Getting Started
The Data Validator helps you validate Excel data files against custom YAML validation rules. Upload your data file and rules, then get instant validation feedback with detailed error reporting.
Quick Start
- Download the sample files below to understand the format
- Prepare your Excel data file with column headers
- Create a YAML rules file defining validation requirements
- Upload both files and click "Start Validation"

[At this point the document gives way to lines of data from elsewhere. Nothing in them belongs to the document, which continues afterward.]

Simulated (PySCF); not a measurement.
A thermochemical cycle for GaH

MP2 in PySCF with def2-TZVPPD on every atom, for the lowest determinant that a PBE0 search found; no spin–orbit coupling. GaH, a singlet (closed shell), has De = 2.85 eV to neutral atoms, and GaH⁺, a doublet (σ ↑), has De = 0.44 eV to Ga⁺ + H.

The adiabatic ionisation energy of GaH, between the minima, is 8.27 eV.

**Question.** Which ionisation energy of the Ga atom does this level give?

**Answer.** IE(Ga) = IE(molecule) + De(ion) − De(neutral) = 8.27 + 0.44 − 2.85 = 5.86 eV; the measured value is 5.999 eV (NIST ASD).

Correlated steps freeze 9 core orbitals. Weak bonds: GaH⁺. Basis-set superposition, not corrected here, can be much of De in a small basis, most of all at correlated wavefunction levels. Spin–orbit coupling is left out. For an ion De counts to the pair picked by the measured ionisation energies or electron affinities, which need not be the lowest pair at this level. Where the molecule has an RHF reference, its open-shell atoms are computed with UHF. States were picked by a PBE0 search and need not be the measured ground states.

- Review results and export validated data
Excel File Format
Your Excel file should have a header row with column names, followed by data rows.
Requirements:
- First row must contain column headers
- Column names should match the
display_name in your YAML file
- Maximum file size: 10MB
- Supported formats: .xlsx, .xls
Example Excel Structure:
Employee Identifier | First Name | Last Name | Date of Birth | Department
EMP001 | John | Doe | 1985-05-15 | Engineering
EMP002 | Jane | Smith | 1990-08-22 | Marketing
Creating YAML Validation Rules
The YAML file defines validation rules for each column in your Excel file.
Basic Structure:
fields:
Employee_Identifier:
display_name: "Employee Identifier"
type: string
required: true
min_length: 5
max_length: 10
pattern: "^EMP[0-9]+$"
First_Name:
display_name: "First Name"
type: string
required: true
min_length: 2
max_length: 50
Date_of_Birth:
display_name: "Date of Birth"
type: date
required: true
Field Properties:
- display_name: The exact column header in your Excel file
- type: Data type -
string, number, date, email
- required:
true or false - whether the field must have a value
- min_length/max_length: For string fields, minimum and maximum character length
- min_value/max_value: For number fields, minimum and maximum values
- pattern: Regular expression pattern the value must match
- allowed_values: List of permitted values (enum)
Example with Allowed Values:
Department:
display_name: "Department"
type: string
required: true
allowed_values:
- "Engineering"
- "Marketing"
- "Sales"
- "HR"
- "Finance"
Number Field Example:
Salary:
display_name: "Annual Salary"
type: number
required: true
min_value: 30000
max_value: 500000
Important: The field name (e.g., Employee_Identifier) is the internal key. The display_name must exactly match your Excel column header, including spaces and capitalization.
Creating Your Own YAML File:
- List all column headers from your Excel file
- For each column, create a field entry with an internal key (use underscores, no spaces)
- Set the
display_name to match your Excel column header exactly
- Choose appropriate
type: string, number, date, or email
- Set
required: true for mandatory fields, false for optional
- Add constraints like min_length, max_length, pattern, or allowed_values as needed
- Save the file with .yaml or .yml extension
Best Practices
- Start with sample data - test with 5-10 rows before validating large datasets
- Use clear, descriptive column names in your Excel file
- Add validation rules incrementally - start simple, then add more constraints
- Use patterns (regex) for structured data like employee IDs, phone numbers, etc.
- Set appropriate min/max values to catch data entry errors
- Use allowed_values for fields with limited options (departments, status, etc.)
- Review error messages carefully - they indicate exactly what failed validation
- Export validated results to track which records passed/failed
Common Patterns
Email Validation:
Email:
display_name: "Email Address"
type: string
required: true
pattern: "^[a-zA-Z0-9._%+-]+@[a-zA-Z0-9.-]+\\.[a-zA-Z]{2,}$"
Phone Number (Singapore):
Mobile:
display_name: "Mobile Number"
type: string
required: true
pattern: "^(\\+65|65)?[689][0-9]{7}$"
Postal Code:
Postal_Code:
display_name: "Postal Code"
type: string
required: true
pattern: "^[0-9]{6}$"
min_length: 6
max_length: 6